Sunday

25


December , 2022
Persisting inflation hindering growth and increasing hardship of people
23:37 pm

Kishore Kumar Biswas


Price inflation in the Indian economy has been persisting by more than 6% - the upper tolerance limit of RBI - for 10 months in a row. It is mandatory for the RBI to answer India’s government if the inflation remains 6% or more for more than two quarters sequentially. After the Monetary Policy Committee (MPC) meeting held last September, Shaktikanta Das, RBI Governor, said, “The inflation trajectory remains clouded with uncertainties arising from continuing geopolitical tensions and nervous global financial market sentiment.” This means that RBI has not been able to tame inflation by applying its monetary policy. From May, RBI hiked the repo rate four times and by 190 basis points (that means 1.9%). Many observers think that inflation in India will persist and in December, the MPC may further increase the repo rate by 50 basis points.

Some ground work to understand inflation

At the outset, one must know the meaning of inflation. It is a condition of persistent rise in general levels of prices. All the prices of commodities may not rise at the same time and even prices of some goods may fall in that period of general price rise. There are mainly two types of indices to measure inflation. The consumers’ price index (CPI) and the wholesale price index (WPI). When inflation is measured by some index that uses all prices, usually the WPI, it is called headline inflation. It is seen that prices of food and fuel have special significance due their vulnerability. In that case, one gets core inflation which is obtained by subtracting food and fuel inflation from core inflation.

The reasons for rising inflation are increasing aggregate demand in the economy that raises the general price level. It may happen due to rising income of people or a sudden upsurge of demand for goods and services due to various reasons. So, depending on the same level of production, the price level rises. On the other hand, inflation rises when the cost of production rises. This is called cost push inflation. Rising input costs of production including wage rates is the main reason for this inflation.

Present inflation pressure in India

In India inflation is measured by the CPI for policy purposes. In India, retail inflation has been above the 6% level since the beginning of 2022. Earlier this month, data from the Ministry of Statistics and Programme Implementation (MoSPI) show that the retail inflation has been moderating further to a three-month low of 6.77% in October. A section of observers got hope of peaking inflation as it reached 7.8% last April. But going deeper, economists notice that headline inflation moderated but core inflation has touched 6.1%. In this case, Nomura Research reportedly said that core goods inflation has gone up to 7.3% - which means that inflation is not only high but also sticky - indicating that inflation will persist in the Indian economy for many more months.  

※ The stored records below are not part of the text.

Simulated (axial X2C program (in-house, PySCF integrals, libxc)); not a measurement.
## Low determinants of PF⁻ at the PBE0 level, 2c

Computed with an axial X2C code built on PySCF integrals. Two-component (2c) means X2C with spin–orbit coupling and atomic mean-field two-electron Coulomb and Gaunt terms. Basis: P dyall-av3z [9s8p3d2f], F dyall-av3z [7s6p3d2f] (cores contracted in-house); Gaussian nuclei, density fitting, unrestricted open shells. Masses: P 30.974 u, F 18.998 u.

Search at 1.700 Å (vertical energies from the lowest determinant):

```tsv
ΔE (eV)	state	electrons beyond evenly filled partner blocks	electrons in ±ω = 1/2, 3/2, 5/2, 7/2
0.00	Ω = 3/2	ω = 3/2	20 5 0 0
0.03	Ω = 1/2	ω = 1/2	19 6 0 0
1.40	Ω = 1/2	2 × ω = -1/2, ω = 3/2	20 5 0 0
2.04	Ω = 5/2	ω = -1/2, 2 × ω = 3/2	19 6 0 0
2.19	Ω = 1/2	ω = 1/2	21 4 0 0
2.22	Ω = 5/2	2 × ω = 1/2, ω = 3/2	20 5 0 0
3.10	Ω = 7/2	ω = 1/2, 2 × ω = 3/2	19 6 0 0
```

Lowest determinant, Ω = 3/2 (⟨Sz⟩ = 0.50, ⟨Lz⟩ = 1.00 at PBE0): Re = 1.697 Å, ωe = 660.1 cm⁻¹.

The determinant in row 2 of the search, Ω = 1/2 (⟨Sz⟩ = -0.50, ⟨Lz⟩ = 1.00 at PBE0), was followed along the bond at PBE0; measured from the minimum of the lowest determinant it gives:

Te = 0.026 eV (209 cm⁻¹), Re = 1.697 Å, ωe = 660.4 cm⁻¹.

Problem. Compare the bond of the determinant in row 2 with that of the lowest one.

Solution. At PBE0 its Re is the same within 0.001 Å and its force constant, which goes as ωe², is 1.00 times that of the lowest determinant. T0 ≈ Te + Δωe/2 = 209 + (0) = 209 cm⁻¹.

High inflation due to global reasons

India’s high inflation has been due to both internal and external reasons. Core inflation is high due to shortages of some food items. When the supply will increase, it may come down. At the same time, India is highly dependent on both petroleum oil and edible oil. As oil prices are not taming, the core inflation will remain high. Among the external factors, the supply chain of many imported items is not working properly due to the Russia-Ukraine conflict and prices of imported inputs are on the higher side. The economies of the US and EU have been suffering from very high inflation and economic slowdown. Central banks of these countries have raised their policy rates to lower inflation. As a result, the rate of interest is very high in those countries. Huge amount of foreign exchange has already out-flowed from India and many other emerging markets in this uncertain situation. Exchange value of Rupee has fallen to around `82 per dollar.

Government and RBI policies

The Indian government has already taken several fiscal policies which include financial help to production units. At the same time, import duties have been lowered for some items and the government has also banned some food items. Recent decision to repeal export duty on steel products may help the industry. But many more fiscal policies are needed.

Many observers are doubtful about the effectiveness of the inflation targeting policy of the RBI. Economic and Political Weekly has raised this issue in one of its editorials. Soumen Sikdar, Professor of Economics at IIM, Calcutta in his book Principles of Macroeconomics (Oxford University Press), page 221, points out, “The first problem with this framework is the difficulty of forecasting inflation accurately. Given the lag between the monetary policy action and inflation, low predictability entails that efficiency of targeting inflation is extremely difficult. Secondly, it is not easy to decide the optimum value of the target. The EU prefers 2% while our target is 4%. An arbitrariness is involved.”